Data Products
A data product is a logical data unit on the data platform that is actively managed by a team (owner).
A data product exposes its data through output ports, ensuring downstream users or systems can easily consume it. An output port is specified by a data contract, which defines the schema, semantics, and quality for using the data, along with the terms of use.
Data Product Types
Data Mesh Manager supports the following data product types:
- Source-aligned Data Product: Data Products that are closely aligned to the entities or events generated in corresponding operational systems without significant transformations.
- Aggregated Data Product: Data Products that are built on top of one or more source-aligned data products and provide aggregated or transformed data for multiple use cases.

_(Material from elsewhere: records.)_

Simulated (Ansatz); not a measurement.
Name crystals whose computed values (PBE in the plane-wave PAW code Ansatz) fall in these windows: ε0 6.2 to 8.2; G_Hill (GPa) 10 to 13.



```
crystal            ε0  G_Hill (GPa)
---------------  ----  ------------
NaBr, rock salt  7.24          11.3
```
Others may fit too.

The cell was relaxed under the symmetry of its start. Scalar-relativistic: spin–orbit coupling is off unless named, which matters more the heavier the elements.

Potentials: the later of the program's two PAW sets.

- Consumer-aligned Data Product: Data Products that are designed to meet the specific needs of a particular consumer or group of consumers, often involving significant transformations or aggregations.
In addition, the following systems can be added that also provide or consume data, while they are usually not considered as data products:
- Data Consumer: A system that consumes data from data products, but does not provide data itself. Examples: reports, dashboards, notebooks, BI tools
- Application: A system or software that implements business processes and generates or consumes data. Applications typically have an API. Examples: operational systems, microservices, databases, CRM, MDM, source systems, external data providers
With these, you can model the data landscape of your organization and understand how data flows between different systems, both in operational and in the analytical realm.
Output Ports
A data product can have zero, one, or multiple output ports. An output port is the technical endpoint to a specific dataset.
An output port is usually the combination of:
- data model (e.g., one or multiple tables, PII, non-PII)
- version (v1, v2)
- server technology (Databricks, Snowflake, S3, Kafka, etc.)
- environment (prod, dev, test)
The output port has a server, to which a data consumer can connect to access the data (e.g., the hostname, database, and schema name in Snowflake).
An output port can be specified by a data contract, which defines the schema, semantics, and quality for using the data, along with the terms of use.
Data consumers (users, teams, and other data products) request access to a specific output port.
Input Ports
Input ports represent upstream data products or applications that provide the source data for the data product.
To add an input port, request access add or request access for the consuming data product. The input port will be created automatically.
Assets (optional)
Internal components, such as data pipelines, raw and intermediary tables, ingestion methods, test code, and infrastructure details that are not relevant for data consumers are usually not part of the data product in Data Mesh Manager. However, these assets can be assigned to data products or output ports for documentation, navigation, search, and lineage purposes.
Costs (optional)
Infrastructure costs and other expenses related to the data product can be assigned to the data product to track the costs for building and running the data product. The cost information can be used for data product controlling to evaluate the business value of the data product.
Data Product Specification
A data product can be edited in the YAML editor or through the API as JSON for automated provisioning. It follows the Data Product Specification.